But you, dear readers, understand.

You understand that never in our lives B.K. (before kids) had we experienced such passionate, fervent (even primal) love for someone. And in the B.K. years, we simply couldn't imagine that their unconditional acceptance would transform us even more than the changes wrought by romantic love.

To tell the truth, I was a very late bloomer in the love game .


In first grade, my friends and I played catch-'em-kiss-'em in the playground, and the girls won. I kissed a boy named Robbie, and he said "Yuck."

In eighth grade, a dark-headed Italian freshman I met at summer church camp held my hand after a bus ride. I wrote; he never wrote back.

In college, a guy whose name I can't remember asked me out to a freshman dance and then wanted to marry me. It was my turn to say “yuck.”

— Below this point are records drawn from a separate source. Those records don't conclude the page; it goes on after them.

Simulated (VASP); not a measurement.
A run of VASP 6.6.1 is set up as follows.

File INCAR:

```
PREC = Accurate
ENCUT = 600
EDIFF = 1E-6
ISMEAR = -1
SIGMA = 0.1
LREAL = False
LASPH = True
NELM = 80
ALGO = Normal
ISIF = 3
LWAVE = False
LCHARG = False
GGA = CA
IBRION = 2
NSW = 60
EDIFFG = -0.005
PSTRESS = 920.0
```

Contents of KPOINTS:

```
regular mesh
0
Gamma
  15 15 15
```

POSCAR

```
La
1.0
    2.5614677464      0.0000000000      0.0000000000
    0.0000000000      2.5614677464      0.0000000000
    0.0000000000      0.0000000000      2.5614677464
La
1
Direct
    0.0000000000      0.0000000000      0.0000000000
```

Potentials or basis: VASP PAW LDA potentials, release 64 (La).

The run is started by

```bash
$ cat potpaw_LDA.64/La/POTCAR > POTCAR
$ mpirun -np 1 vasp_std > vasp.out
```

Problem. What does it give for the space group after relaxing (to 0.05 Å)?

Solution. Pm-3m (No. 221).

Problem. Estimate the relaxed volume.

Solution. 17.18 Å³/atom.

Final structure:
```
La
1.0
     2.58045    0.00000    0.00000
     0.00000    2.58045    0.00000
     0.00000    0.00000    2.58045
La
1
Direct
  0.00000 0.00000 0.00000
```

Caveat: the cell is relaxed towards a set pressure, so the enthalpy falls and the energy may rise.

The next guy I dated dumped me for another girl when I went home for the weekend. And the only serious boyfriend I ever had told me after two years together that he was considering an “alternative lifestyle.”

It wasn't until after college that I met Carey, my soulmate. Many of my friends were already married when we said "I do." But I wouldn't trade the wait for anything.

Through many ups and downs, God taught me to stop running after false love and from His real love. I learned to bask myself in God's Son until I felt loved enough to not care whether a human being thought I was good-looking, talented, or smart. I learned--from wise teachers, godly counselors, and hard life experience--to wait for the best instead of settling for average.

Frederick Buechner once wrote, "Life itself is grace." I believe that love itself is grace, too--the kind of love that says hello with slobbery kisses and gifts of crumpled wildflowers, that asks for one more story---"Tree Pigs, 'Gin, Mama"--and hides Cheerios in the sofa when you aren't looking.

And this kind of love holds the wastebasket under my head all night on Valentine's Day after I've had some bad pasta. This kind of loves perseveres even in the face of competition from our kids, careers, and culture.
And this kind of love celebrates—with minimal eye-rolling--small miracles, like pajama-clad declarations of devotion, offered with a pure heart and sticky hands.


Dena Dyer is a writer, singer, actress and speaker who has had short stories, articles, book reviews, poems and devotionals published in over 100 magazines, including Woman’s World, Today’s Christian Woman, Spirit-Led Woman, Brio, HomeLife and Discipleship Journal. She is a regular columnist for SHINE magazine and has contributed to several books, including Rest Stops for Busy Moms (B & H, 2003) and God’s Little Devotional Book for Grandparents (Honor, 2003). Dena makes her home in Granbury, Texas, with her son (Jordan, 4) and performer/producer hubby (Carey, 31 but a child at heart). For more information, visit her website at: www.denadyer.com and read her blog at www.denadyer.typepad.com .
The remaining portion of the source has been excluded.